Smiths Group is nearly twice the size it was when we reported a year ago, directly as a result of the merger with TI Group. Consequently, the figures in this Report and Accounts are all substantially increased, being the sum of the two parts. More significantly, these figures also show a strong increase over the previous performance of the equivalent, formerly separate, companies. The most important number to focus on for 2001 is the £525m of operating profits on the continuing activities, because this is the one that will allow the most direct comparison when looking forward and at last year. The Chief Executive therefore concentrates his report on the performance of these continuing activities.

However, I shall first detail the consolidated results of Smiths Group as it was for most of last year, which includes the discontinued activities, principally the now demerged Automotive business. On sales of £5bn, of which Automotive accounted for £1.5bn, Smiths earned operating profits of £651m. After interest costs of £116m, the pre-tax profit was £535m, resulting in earnings per share of 68.3p. All of these figures are reported before goodwill amortisation and exceptional charges, on which the Chief Executive gives a full report.

The Board is recommending a final dividend of 16.25p, bringing the total for the year to 25.0p, an increase of 5%, and a level of payment which is more than twice covered by earnings from the continuing activities alone.

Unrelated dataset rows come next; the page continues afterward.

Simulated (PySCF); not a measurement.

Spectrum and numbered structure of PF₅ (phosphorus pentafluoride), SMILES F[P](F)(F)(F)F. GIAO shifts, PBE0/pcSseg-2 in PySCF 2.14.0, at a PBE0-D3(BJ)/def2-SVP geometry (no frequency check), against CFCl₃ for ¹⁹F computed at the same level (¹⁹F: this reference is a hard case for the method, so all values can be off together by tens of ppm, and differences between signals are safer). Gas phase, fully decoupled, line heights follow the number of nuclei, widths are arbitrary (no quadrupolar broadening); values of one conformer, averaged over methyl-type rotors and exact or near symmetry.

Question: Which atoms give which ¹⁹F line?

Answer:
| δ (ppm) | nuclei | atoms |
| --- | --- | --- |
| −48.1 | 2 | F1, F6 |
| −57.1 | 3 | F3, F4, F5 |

The company's underlying good health will become apparent on reading the Financial Director's Review. A highlight of this for me is that last year the continuing Smiths activities generated a 12% after-tax rate of return on total shareholder investment, including goodwill, of £2.7bn. This is well above the company's cost of capital, and we are confident we can lift the rate of return still higher. Further reassurance can be found in the Directors' Report, where there is a full statement of the procedures for internal controls, audit and evaluation of potential risks to the business. These matters are regularly reviewed by the Board and we are confident we have robust systems in place.